This story was first published in The Straits Times on June 5, 2013 

Review Drama

THE HUNT (R21)

110 minutes/Opens tomorrow/*** 1/2

The story: Lucas (Mads Mikkelsen) is a divorced father living in a small Danish town and working as a kindergarten teacher. His best friend Theo (Thomas Bo Larsen) and he enjoy drinking and hunting. One day, Theo's daughter Klara (Annika Wedderkopp), enrolled in Lucas's school, tells the principal about an event, one that will change Lucas' life.

This horror story plays out slowly, in a sun-dappled, leafy Danish village that epitomises the Scandinavian Dream.

An adult male (Mikkelsen) is a kindergarten teacher, working happily with female colleagues, looking after well-adjusted, healthy children. Lucas loves his community, and they love him back.

Lucas is part of a group of men fond of manly things. They hunt deer, swim nude in icy lakes and afterwards, sing beer-drinking songs through the night.

Denmark seems to have progressed beyond stifling sex roles. Lucas, a divorced father of a teen son who lost his high school teaching job, can work in a pre-school and no-one in the community bats an eyelid.

Director and co-writer Thomas Vinterberg turns the screws of tension slowly and naturalistically. A bump, a bit of horseplay and then a little girl prone to fantasy tells adults a story she thinks they want to hear. Lucas, an innocent man, is accused of child molestation.

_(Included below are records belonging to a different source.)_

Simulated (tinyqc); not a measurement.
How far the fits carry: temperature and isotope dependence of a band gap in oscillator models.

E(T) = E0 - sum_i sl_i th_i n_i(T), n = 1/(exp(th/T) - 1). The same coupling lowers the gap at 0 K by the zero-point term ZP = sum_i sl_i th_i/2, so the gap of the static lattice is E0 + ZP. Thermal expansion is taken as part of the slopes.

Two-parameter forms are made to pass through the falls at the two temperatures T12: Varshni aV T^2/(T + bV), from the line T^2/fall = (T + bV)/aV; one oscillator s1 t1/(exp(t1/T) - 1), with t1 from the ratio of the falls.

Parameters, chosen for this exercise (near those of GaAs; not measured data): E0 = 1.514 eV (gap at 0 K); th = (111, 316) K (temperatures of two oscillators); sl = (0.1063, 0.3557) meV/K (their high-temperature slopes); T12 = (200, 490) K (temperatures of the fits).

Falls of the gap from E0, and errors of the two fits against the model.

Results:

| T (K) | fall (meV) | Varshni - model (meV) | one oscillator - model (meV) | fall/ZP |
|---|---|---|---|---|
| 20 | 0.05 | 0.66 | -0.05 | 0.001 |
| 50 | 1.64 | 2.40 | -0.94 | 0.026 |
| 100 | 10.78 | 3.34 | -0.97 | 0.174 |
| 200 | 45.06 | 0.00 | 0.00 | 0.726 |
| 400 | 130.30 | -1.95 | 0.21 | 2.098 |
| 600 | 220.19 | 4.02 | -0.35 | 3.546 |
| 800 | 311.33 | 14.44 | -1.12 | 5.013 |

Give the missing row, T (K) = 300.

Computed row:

Vinterburg, like his compatriot and co-founder of the Dogme 95 school of back-to-basics film-making Lars von Trier, is fascinated by the bland, 9-to-5 nature of evil. Chaos hides in the seams of everyday life. It pops out like a grinning demon because normal people - in this case Lucas' principal, education officials and parents - want only what is best for children.

Vinterburg based this film on real cases of men accused of sex crimes against children.

Here, there is more than a hint of playwright Arthur Miller's The Crucible, the classic stage play about the Salem witch-hunts of the 1600s.

Miller himself wrote the classic play in response to the McCarthyist communist hysteria that was sweeping 1950s America.

Vinterburg does not draw exact moral parallels between paedophile phobia and the Red Scare, however. For example, it matters that Lucas is innocent. Sexual crimes against children are not a rights and freedom issue, the same way political and religious persecutions tend to be.

But what is similar is the irrationality of the response to a threat that short-circuits the adult mind.

Vinterburg does not turn Lucas' persecutors into nutty paranoids or foaming-mouthed witch-hunters.

They are normal, liberal, Northern European folk, acting on their doubts and fears.

If there is a fault with this film, it is that the character of Lucas is a rationalist saint, willing to become a martyr for the cause if necessary.

Luckily, Mikkelsen is a fine enough actor that Lucas becomes human, a man as foolishly stubborn as he is principled about staying on in a village to clear his name, even if most of its inhabitants would rather he be gone or dead.